2. The FAA amends § 39.13 by adding the following new airworthiness directive (AD):

Boeing: Docket No. FAA-2006-24119; Directorate Identifier 2005-NM-100-AD.

Comments Due Date

(a) The Federal Aviation Administration (FAA) must receive comments on this AD action by April 28, 2006.

Affected ADs

(b) None.

Applicability

(c) This AD applies to Boeing Model 747-100, 747-100B, 747-100B SUD, 747-200B, 747-200C, 747-200F, 747-300, 747-400, 747-400D, 747-400F, 747SR, and 747SP series airplanes, certificated in any category; as identified in Boeing Alert Service Bulletin 747-53A2501, dated March 24, 2005.

Unsafe Condition

(d) This AD was prompted by a report indicating that an operator found multiple small cracks in the overlapped skin panels in the fuselage skin lap joints. We are issuing this AD to detect and correct cracks in the overlapped skin panels, which could join together and result in reduced structural capability in the skin and consequent rapid decompression of the airplane.

Compliance

(e) You are responsible for having the actions required by this AD performed within the compliance times specified, unless the actions have already been done.

Inspections and Corrective Actions: For Airplanes With Line Numbers 1 Through 200 Inclusive

(f) For airplanes with line numbers 1 through 200 inclusive, at the applicable time in paragraph (f)(1) or (f)(2) of this AD: Do the applicable eddy current inspection or inspections for cracks in the overlapped skin panels in the fuselage skin lap joints in sections 41, 42, 44, and 46; and do any applicable corrective actions before further flight. Except as provided by paragraph (f)(1)(ii) of this AD, repeat the applicable inspection or inspections thereafter at intervals not to exceed 3,000 flight cycles. Except as provided by paragraph (h) of this AD, do all actions in accordance with the Accomplishment Instructions of Boeing Alert Service Bulletin 747-53A2501, dated March 24, 2005.

(1) Except as provided by paragraph (f)(2) of this AD, do the applicable action in paragraph (f)(1)(i) or (f)(1)(ii) of this AD.

(i) For airplanes that have accumulated fewer than 29,000 total flight cycles as of the effective date of this AD: Before the accumulation of 25,000 total flight cycles, or within 1,000 flight cycles after the effective date of this AD, whichever occurs later, do a mid-frequency eddy current inspection for cracks of the internal surface at the overlapped skin around the bottom row of fasteners in the lap joint.

(ii) For airplanes that have accumulated 29,000 or more total flight cycles, do the inspections in accordance with the requirements of AD 2004-13-02, amendment 39-13682, at the applicable threshold and intervals in that AD. Doing the repeat inspections in accordance with AD 2004-13-02, terminates the repetitive inspection requirements of this AD only for airplanes with line numbers 1 through 200 inclusive.

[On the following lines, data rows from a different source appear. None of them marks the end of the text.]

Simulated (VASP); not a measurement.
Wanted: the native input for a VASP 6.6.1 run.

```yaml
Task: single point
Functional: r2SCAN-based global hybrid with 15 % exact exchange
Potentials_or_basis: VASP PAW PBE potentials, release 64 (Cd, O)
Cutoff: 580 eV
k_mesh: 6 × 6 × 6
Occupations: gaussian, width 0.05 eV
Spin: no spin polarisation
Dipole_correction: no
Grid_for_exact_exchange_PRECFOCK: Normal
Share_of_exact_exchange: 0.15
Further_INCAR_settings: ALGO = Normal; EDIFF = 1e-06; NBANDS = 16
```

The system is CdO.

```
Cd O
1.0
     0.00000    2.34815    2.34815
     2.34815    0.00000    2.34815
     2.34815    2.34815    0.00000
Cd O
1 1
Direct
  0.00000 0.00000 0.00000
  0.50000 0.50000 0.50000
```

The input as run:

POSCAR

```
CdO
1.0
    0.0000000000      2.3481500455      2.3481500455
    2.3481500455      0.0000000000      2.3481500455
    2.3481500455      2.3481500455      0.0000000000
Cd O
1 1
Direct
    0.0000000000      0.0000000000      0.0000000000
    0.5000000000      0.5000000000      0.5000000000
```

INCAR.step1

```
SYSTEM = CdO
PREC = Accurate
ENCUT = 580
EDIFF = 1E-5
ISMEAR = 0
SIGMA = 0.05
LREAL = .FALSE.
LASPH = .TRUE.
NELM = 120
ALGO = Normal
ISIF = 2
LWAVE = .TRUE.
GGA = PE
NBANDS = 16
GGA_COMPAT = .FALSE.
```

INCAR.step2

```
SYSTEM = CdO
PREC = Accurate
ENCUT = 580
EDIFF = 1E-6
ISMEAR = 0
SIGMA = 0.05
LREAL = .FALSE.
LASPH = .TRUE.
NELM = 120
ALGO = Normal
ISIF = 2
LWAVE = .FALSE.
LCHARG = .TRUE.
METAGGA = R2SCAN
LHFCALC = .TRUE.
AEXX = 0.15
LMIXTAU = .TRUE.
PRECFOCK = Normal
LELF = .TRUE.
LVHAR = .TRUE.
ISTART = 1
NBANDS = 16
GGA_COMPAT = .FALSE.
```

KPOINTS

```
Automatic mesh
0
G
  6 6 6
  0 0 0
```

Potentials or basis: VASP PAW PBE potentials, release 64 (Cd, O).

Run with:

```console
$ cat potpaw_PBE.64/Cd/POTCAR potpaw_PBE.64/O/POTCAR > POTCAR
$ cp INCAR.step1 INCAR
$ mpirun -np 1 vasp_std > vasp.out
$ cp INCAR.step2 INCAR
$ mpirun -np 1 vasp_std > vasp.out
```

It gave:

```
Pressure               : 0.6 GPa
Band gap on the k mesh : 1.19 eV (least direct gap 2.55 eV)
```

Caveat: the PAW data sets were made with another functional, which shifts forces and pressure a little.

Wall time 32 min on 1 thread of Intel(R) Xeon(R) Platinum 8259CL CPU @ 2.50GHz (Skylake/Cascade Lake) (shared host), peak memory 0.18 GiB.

(2) For airplanes that have had skin panels replaced: Do the eddy current inspections of the replaced overlapped panel prior to the accumulation of 25,000 total flight cycles since panel replacement, or within 1,000 flight cycles after the effective date of this AD, whichever occurs later. Skin panel replacement, along with ongoing inspections in accordance with paragraph (f) of this AD terminates the requirements of paragraphs (a) and (d) of AD 2004-13-02, only for the skin lap sections where the overlapped panel has been replaced.

Inspections and Corrective Actions: For Airplanes With Line Numbers 201 and After

(g) For airplanes with line numbers 201 and after: Before the accumulation of 25,000 total flight cycles, within 1,000 flight cycles after the effective date of this AD, or within 25,000 flight cycles after the time when the overlapped skin was replaced, whichever occurs later, do the applicable inspection in paragraphs (g)(1) and (g)(2) of this AD for cracks in the overlapped skin panels in the fuselage skin lap joints in sections 41, 42, 44, and 46; and do any applicable corrective actions before further flight. Repeat the applicable inspection thereafter at intervals Start Printed Page 13058not to exceed 3,000 flight cycles. Except as provided by paragraph (h) of this AD, do all actions in accordance with the Accomplishment Instructions of Boeing Alert Service Bulletin 747-53A2501, dated March 24, 2005.

(1) Do a mid-frequency eddy current inspection for cracks of the internal surface at the overlapped skin around the bottom row of fasteners in the lap joint.

(2) Do a low-frequency eddy current inspection for cracks of the overlapped skin around the bottom row of fasteners at the Section 41 lap joints with four rows of fasteners.

Repair Instructions

(h) If any crack is found during any inspection required by this AD, and the bulletin specifies to contact Boeing for appropriate action: Before further flight, repair the crack using a method approved in accordance with the procedures specified in paragraph (j) of this AD.

No Reporting Required

(i) Although Boeing Alert Service Bulletin 747-53A2501, dated March 24, 2005, specifies to submit certain information to the manufacturer, this AD does not include that requirement.

Alternative Methods of Compliance (AMOCs)

(j)(1) The Manager, Seattle Aircraft Certification Office (ACO), has the authority to approve AMOCs for this AD, if requested in accordance with the procedures found in 14 CFR 39.19.

(2) An AMOC that provides an acceptable level of safety may be used for any repair required by this AD, if it is approved by an Authorized Representative for the Boeing Commercial Airplanes Delegation Option Authorization Organization who has been authorized by the Manager, Seattle ACO, to make those findings. For a repair method to be approved, the repair must meet the certification basis of the airplane, and the approval must specifically refer to this AD.

(3) Before using any AMOC approved in accordance with § 39.19 on any airplane to which the AMOC applies, notify the appropriate principal inspector in the FAA Flight Standards Certificate Holding District Office.

Start Signature

Issued in Renton, Washington, on March 3, 2006.

Kalene C. Yanamura,

Acting Manager, Transport Airplane Directorate, Aircraft Certification Service.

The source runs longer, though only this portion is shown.